Some of them live in households where no adult has attended at least primary school education. Additionally they are single or double orphans.

According to the 2018 Child Poverty Report by the National Statistical Office (NSO) and United Nations Children’s Fund (Unicef), 57.7 percent of children live below the poverty line.

About a quarter of the young population—24 percent of children—are ultra-poor, the estimates show.

The Ministry of Gender, Children, Disability and Social Welfare together with non-governmental organisations has trained and deployed child protection officers in communities across the country to monitor and follow up on the welfare of vulnerable children, such as Zaina and Anne.

“We also have community -based organisations responsible for following up and providing the required assistance,” stated Blantyre district social welfare officer Salifu Chikumbu.

He bemoaned that few people report to the social welfare offices when they encounter vulnerable children.

“We always encourage the communities to report vulnerable children so that the office can mobilise some resources. If there is need for us to find someone to take care of the children, we sit down with the community and members of the extended families to see how best they can assist,” said Chikumbu.

But the social welfare and child protection agencies remain one of the lowest funded departments in the country.

Unicef Malawi chief of child protection Afrooz Kaviani-Johnson called for enhanced domestic resource mobilisation to address the complex nature of vulnerability and poverty in children.

She stated: “There is need to enhance domestic resource mobilisation and improve efficiency and effectiveness of public spending on child-focused sectors and programmes.

“Government budgets need to be pro-poor, child-friendly and also economic growth-oriented.”

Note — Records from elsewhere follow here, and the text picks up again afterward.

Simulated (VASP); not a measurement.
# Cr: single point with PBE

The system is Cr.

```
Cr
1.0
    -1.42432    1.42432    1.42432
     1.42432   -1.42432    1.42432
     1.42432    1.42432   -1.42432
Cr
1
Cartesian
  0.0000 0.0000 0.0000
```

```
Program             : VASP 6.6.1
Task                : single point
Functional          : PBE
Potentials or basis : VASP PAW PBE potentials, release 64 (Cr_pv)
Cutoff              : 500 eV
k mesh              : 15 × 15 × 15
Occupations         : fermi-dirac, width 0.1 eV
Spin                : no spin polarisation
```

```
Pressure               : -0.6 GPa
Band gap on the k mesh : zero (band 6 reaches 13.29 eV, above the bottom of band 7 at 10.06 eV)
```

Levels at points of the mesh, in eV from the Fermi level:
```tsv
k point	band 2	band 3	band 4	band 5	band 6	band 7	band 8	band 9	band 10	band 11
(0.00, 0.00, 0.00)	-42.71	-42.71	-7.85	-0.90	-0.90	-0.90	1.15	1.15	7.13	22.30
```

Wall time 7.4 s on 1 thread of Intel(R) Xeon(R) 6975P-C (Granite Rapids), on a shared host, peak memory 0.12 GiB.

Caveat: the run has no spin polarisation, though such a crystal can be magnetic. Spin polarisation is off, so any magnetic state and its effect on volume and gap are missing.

Sufficient and effective expenditure on sectors and initiatives that support children’s development could help government eradicate child poverty and build the human capital to develop the country, said the United Nations official.

Government is implementing a social cash transfer programme which targets ultra-poor and labour-constrained households.

It has reached over 1 150 000 people countrywide. Children constitute about 52 percent of the recipients.

However, both Zaina and Anne have been strangely left out.